Aimed at a property professional/adviser readership, our intention is to bring you a regular collection of interesting recent property and planning focused news items. The topics covered will be broad ranging, with each article a bite-sized consideration of some of the sector’s most topical issues.
We would welcome feedback on the content covered below and any comments you may have on the future focus of this e-bulletin.
Nicholas Brent, partner and Head of Druces’ Property Team.
Any good lawyer will tell you that, when purchasing property, it is absolutely vital that you have the required funds in place before contracts are exchanged. In a case on point, a property investor paid heavily for failing to follow that fundamental rule.
The freeholder of a commercial property had contracted to sell it to a company for £1.2 million. The latter subsequently assigned its rights under the contract to another company (the purchaser). The freeholder agreed to extend the time for completion, but the sale was not finalised on the date that had been agreed.
The freeholder responded by serving a notice on the purchaser, requiring completion within 10 working days. There was no dispute that time was of the essence, but that deadline also passed without completion being achieved due to difficulties the purchaser had encountered in raising the necessary funds. In those circumstances, the freeholder purported to rescind the contract and found an alternative buyer.

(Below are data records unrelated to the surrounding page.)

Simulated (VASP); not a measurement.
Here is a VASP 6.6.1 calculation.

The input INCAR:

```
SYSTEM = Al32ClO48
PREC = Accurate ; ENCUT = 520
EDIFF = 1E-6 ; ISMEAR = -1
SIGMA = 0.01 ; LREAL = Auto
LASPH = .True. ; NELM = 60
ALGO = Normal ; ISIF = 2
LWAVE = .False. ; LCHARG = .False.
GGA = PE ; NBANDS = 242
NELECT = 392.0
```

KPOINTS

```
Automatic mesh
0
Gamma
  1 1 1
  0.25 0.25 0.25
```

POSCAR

That sale, however, was delayed after the purchaser registered unilateral notices at the Land Registry on the basis that it had a continuing contractual right to buy the property. The freeholder launched proceedings with a view to vacating those notices, but the purchaser sought an order requiring specific performance of the contract.
In ruling on the dispute, the High Court found that the freeholder was in repudiatory breach of the contract in that it had failed to provide vacant possession of the property by an agreed date. However, the purchaser had not accepted that repudiation as having terminated the contract, which it had wished to keep alive.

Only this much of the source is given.